Jailed Russian opposition leader Alexei Navalny attacked Vladimir Putin in a New York Times interview conducted last week, calling him a "pathological liar with megalomania and persecutory delusion" ahead of the upcoming Russian legislative elections in September.
Navalny also criticized Putin's banning of opposition candidates and claimed his party, Russia of the Future, could have easily won a majority of seats in the upcoming elections if they were allowed to participate. Navalny's party was designated as an "extremist organization" by Putin's regime in April.
Alexei Navalny, founder of Russia of the Future and the Anti-Corruption Foundation, was sentenced to 3.5 years in Penal Colony No. 2, a corrective labor colony located in Pokrov, Russia, for parole violations after returning from Germany where he recovered from an assassination attempt.
After claiming he is being treated inhumanely in Pokrov and going on a 24-day hunger strike, protests were organized for Navalny all around the world, including Israel, under the #FreeNavalny banner.
In the interview, Navalny said the prison "specializes in psychological violence."
"They won’t beat you — quite the opposite, with continual provocation, they will put you in a position where you have to beat up somebody else, hit somebody, threaten somebody," Navalny said, according to the NYT. "There are video cameras everywhere, and the administration with great pleasure will open a new criminal case against you on charges of assault, adding a few years to your sentence," he added.

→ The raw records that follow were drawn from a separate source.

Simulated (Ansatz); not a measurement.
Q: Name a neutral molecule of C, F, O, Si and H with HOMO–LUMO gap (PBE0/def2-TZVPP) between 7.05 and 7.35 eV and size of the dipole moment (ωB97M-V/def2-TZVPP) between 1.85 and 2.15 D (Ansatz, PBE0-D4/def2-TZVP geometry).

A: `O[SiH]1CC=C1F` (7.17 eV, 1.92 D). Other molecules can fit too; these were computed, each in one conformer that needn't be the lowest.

When asked for his thoughts on sanctions from the West, Navalny told the NYT that he calls on world leaders, namely US President Joe Biden, to show "real decisiveness in the fight against corruption."
Navalny said "there is no need" to apply sanctions on Russia, going as far as to criticize the sanctions, claiming they were tailored to avoid all of Putin's "gangster gang" of Russian oligarchs, who he said should be personally targeted by the sanctions, the NYT reported.
"Sanctions, far harsher than now, should be applied on those who rob Russia, make her people poorer and deprive them of a future," he said.
"If we could participate in elections, even without money or information resources, we would defeat Putin’s party, United Russia, right now," Navalny told the paper, when asked if political change in Russia is possible. "Sooner or later, Russia will move on to a democratic, European path of development, simply because that is what the people want."
Navalny concluded by telling the NYT that he urges Russians to vote in the upcoming elections, even if they "increasingly look like a joke." In June, Russian president Putin signed a law banning individuals labeled as "extremists" from running for public offices. Incidentally, the law was signed on the opposition leader's birthday.
The 2021 legislative elections for the Duma, the lower house of the Russian Federal Assembly, will be held on September 19.